Wednesday, October 12, 2011

The Future in Boding

Does time only travel in the direction from past to future? It is certainly the only direction we ordinarily ever think about time. It's an endless string of present moments arising and falling away into the past. Yet, within the life of the soul, there are clear indications that there is something of the nature of time that approaches us from the future in that we have fear of what might happen, hope that it won't, interest in what will happen, and devotion to that which emerge in time in those little beings we call our grandchildren. All that we long for, all that we desire has something suggestive that there may, in fact, be not only one direction in which time flows, but two.

The idea living in the word ahnung, or boding, certainly suggests this as well.

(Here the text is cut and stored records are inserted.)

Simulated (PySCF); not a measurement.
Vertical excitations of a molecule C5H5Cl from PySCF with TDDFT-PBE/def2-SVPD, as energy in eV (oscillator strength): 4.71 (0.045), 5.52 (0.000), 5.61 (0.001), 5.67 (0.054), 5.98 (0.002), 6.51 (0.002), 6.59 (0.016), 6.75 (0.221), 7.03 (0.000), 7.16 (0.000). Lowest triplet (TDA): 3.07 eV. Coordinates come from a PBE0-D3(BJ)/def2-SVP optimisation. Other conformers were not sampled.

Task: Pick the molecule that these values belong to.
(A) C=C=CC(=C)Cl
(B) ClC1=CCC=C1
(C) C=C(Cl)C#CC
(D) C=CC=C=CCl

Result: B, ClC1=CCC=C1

Karl Konig writes: "'Ahnung' ('boding') is a strange word. It expresses an elusive feeling, which in certain--usually rather special--moments of life, touches our daytime consciousness. This feeling is sometimes so powerful it condenses into a mood in which anxiety and fear may be mixed. It is then a boding of an approaching ill, the boding of a sickness and much else."

Let us remember from our last post A.C. Harwood's wish for this boding, that it recover its neutral meaning and--these are my words--overcome its common association with "an approaching ill," and so forth.

Konig continues: "But a foreboding may also flit quickly by, overpowered by the daily rush of thoughts and impressions, and reappear in the soul only when that which was foreseen has happened. What is this 'boding' in the realm of the soul? Is it feeling, willing, mental image? Is it an emotion like anger or fear?"

"'Boding' is also 'an awareness of conditions and circumstances that are not clearly apprehended. As well as misleading, mood-dependent self-deceptions, there are bodings which bring intuitively-senses objective realities into consciousness.' One may also have a boding of the solution of a task or a problem, and yet still not reach the answer."

"Thus the awareness of boding belongs in a region of our experience which may be characterized as a kind of pre-consciousness. Boding is not an unconscious experience, yet it is not conscious either, nor is it similar to dreaming. It is a condition which indicates to us something which is already present, but which we cannot yet apprehend with clear consciousness. It is an activity which indicates to the soul something that nevertheless remains hidden from it."

Here we come closer to the inspiration and impulse to adopt The Bode Well as our blog name. We are interested in that which lies just on the edge of consciousness, that which is listening in to the stream of meaning that approaches from out of the future, and specifically in the context of the human encounter. I'm interested in the inner activity of trying to bring that which we call boding into clearer consciousness, and in doing so, in a kind of reversal of the will, seek access to the well or wellspring from which boding arises in service of the human encounter.

There we've taken a further step...into that which is seeking to be spoken, toward that which wants to be made visible, into the approaching stream.